UX is essential to all kinds of products and services. The creation of a digital product should be overseen by someone who is familiar with the principles of user experience. Applying user experience fundamentals to the design process leads to the design of products which are more usable, pleasant and engaging to the end customer. Products designed with user experience in mind end up doing better in the marketplace, offering the brands which they represent with a competitive advantage. A bad user experience will ensure that people do not come back for another visit. A user experience which is not bad, but only acceptable, will not guarantee that the user does not go to a competitor. Though advanced features may be a good selling point, most users end up being loyal to the brands which have the better user experience rather than the most advanced functionality.
In this introductory course, we will look at the research process used to understand users and their needs, and we will discuss design principles as well.
- people new to UX
- people interested in UX basics
- workers who need to apply UX process
- students curious about UX
- UX practitioners
- web professionals
- team leads
Lecture 2 – User Experience
User experience is a discipline where professionals use research and design principles to create products that provide users with a great experience. The course will describe the essentials of user experience, specifically, it will describe user experience research that can be used during the product design process. The course will also discuss the design process and offer an overview of analysis principles relevant to UX.
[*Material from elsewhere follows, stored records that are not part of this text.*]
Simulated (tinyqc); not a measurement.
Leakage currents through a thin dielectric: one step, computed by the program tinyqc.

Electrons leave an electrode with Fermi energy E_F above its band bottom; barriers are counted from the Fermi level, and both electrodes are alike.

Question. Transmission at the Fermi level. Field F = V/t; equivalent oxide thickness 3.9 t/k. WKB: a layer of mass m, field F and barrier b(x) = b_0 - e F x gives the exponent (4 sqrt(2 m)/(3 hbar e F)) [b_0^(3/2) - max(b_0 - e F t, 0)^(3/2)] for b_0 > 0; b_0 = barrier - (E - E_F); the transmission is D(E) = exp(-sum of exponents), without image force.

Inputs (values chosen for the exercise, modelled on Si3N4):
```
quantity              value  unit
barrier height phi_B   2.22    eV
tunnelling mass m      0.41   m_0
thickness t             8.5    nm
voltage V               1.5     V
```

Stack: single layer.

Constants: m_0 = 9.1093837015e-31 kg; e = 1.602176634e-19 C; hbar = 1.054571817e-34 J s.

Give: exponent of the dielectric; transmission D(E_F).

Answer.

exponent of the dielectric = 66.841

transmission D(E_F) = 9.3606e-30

We have all noticed at some point or another, that some brands, produce products which are consistently “better” than their competition. Most of the time, when we think of a product having a criteria which is superior, we are actually thinking about the experience which we’ve had with the product. Sometimes we purchase a product and the experience is great, and at other times, the experience is dreadful. So what is a good and what is a bad experience? A good experience occurs when we get a product that is perhaps pleasant to use, fun to use, easy to use, useful for our tasks and perhaps even looks like it has a good design. On the other hand, a bad experience is one that can be described as stressful, confusing, inefficient and perhaps with no visual aesthetic. Another interesting aspect that differentiates good experience from bad, deals with whether or not the product is flexible in that it allows the user to do the task as they wish. Is the product consistent within their understanding, or does it force the user to take a particular path which the designer sets. It can be a frustrating experience to deal with a unique product design that does not fit the norms of knowledge that a user may have. This could result in a bad experience. Lastly, a very important aspect to consider is whether or not the users experience success with the system while also allowing the company to achieve its objectives. After all, if the product or system does not solve the problem which the user has, why would the user come back for repeat business?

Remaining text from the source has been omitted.